As mounting debt threatens the stability and growth of the United States and the European Union, both economies have developed new steps to deal with their respective crises.

Because of low growth and high debts and deficits, EU members like Greece, Ireland, Spain, Portugal and Italy have required bailouts, making investments in these countries more risky and resulting in rounds of debt downgrades for each nation.

Recently, EU leaders agreed on a plan that would increase the size of a new bailout and forgive half of Greece's debt. In exchange, Greece will accept new austerity measures, such as tax increases and cuts to benefits.

Whether this proposal will be enough to put various in-crisis countries on more stable footing depends on the short-term gross domestic product, GDP, of countries like Greece.

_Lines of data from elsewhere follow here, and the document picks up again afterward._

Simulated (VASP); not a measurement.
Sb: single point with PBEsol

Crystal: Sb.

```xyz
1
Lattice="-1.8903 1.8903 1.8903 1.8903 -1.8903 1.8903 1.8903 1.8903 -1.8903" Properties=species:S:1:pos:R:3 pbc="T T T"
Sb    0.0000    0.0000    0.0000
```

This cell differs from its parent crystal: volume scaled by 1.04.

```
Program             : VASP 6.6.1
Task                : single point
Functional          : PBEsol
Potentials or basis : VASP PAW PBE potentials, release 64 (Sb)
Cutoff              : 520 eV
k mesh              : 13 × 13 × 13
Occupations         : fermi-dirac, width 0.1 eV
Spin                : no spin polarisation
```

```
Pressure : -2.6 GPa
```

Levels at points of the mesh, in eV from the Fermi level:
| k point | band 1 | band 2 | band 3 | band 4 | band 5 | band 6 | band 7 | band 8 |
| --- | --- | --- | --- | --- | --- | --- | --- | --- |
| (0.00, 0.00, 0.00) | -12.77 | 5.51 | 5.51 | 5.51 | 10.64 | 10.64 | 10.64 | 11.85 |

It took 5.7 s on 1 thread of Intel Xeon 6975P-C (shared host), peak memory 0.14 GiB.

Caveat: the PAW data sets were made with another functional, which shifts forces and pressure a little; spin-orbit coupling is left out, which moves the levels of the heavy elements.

"If GDP shrinks, it means that the payment that they get will become smaller and smaller," said Vitaliy Strohush, assistant professor of economics at Elon University. "It means maybe you have to give more money to Greece, so it is possible that they will need more bailout."

The United States is vulnerable to European debt, as many U.S. money-market funds hold European debt bonds.

"There is some exposure to U.S. banks of European debt, but I don't believe this is going to be a big issue, even if some of the countries collapse, in terms of the debt holding," Strohush said.

While the EU has been working to control debt in its member nations, President Barack Obama recently announced two plans to deal with Americans' mortgages and student loan debt.

Obama's plan for student debt expands on pre-existing programs to annul student loans after 20 years of payments as well as letting those with student debt refinance and receive lowered interest rates.

The president's plan for reigning in mortgages is an expansion of a previous program that helped homeowners with federally backed mortgages. This expansion eliminates the debt-to-value limit the program originally had, so homeowners who have made consistent payments can refinance, no matter how much they owe.

"In the Great Depression, similar problem, the government set up a corporation to take over loans and did the same basic thing, it lowered interest payments, and basically it was people refinancing," said Steve DeLoach, professor of economics. "They were dealing with the same kind of problems, everyone's got into a lot of debt."

Measures to lower individual debts in the country are critical to the United States' overall recovery. A quarter of homeowners have a greater mortgage than they do home value, and data from the New York Federal Reserve suggests that this year, student debt will surpass credit card loans as the greatest form of personal debt in the nation.

"Consumers haven't been too excited to spend money in the last couple years, so the fastest way to get the economy going again is to get consumers spending," DeLoach said. "Consumer spending is 70 percent of the economy, and when wealth drops, they spend less. About 40 percent of consumer wealth is tied up in your house."

While the impact of mortgage and student debt on the American economy can be more easily tackled, it is difficult to tell how a slow-to-recover United States will impact the growth of European nations. "Maybe there is more uncertainty among the banks, and maybe they wouldn't give out loans in Europe to firms that might hire more workers," Strohush said.

But if the personal debt situation in the United States gets much worse, this could create a bad climate for European banks.

"The debt level can affect overall uncertainty, so if there's a boom in debt here, uncertainty would be high in Europe," Strohush said.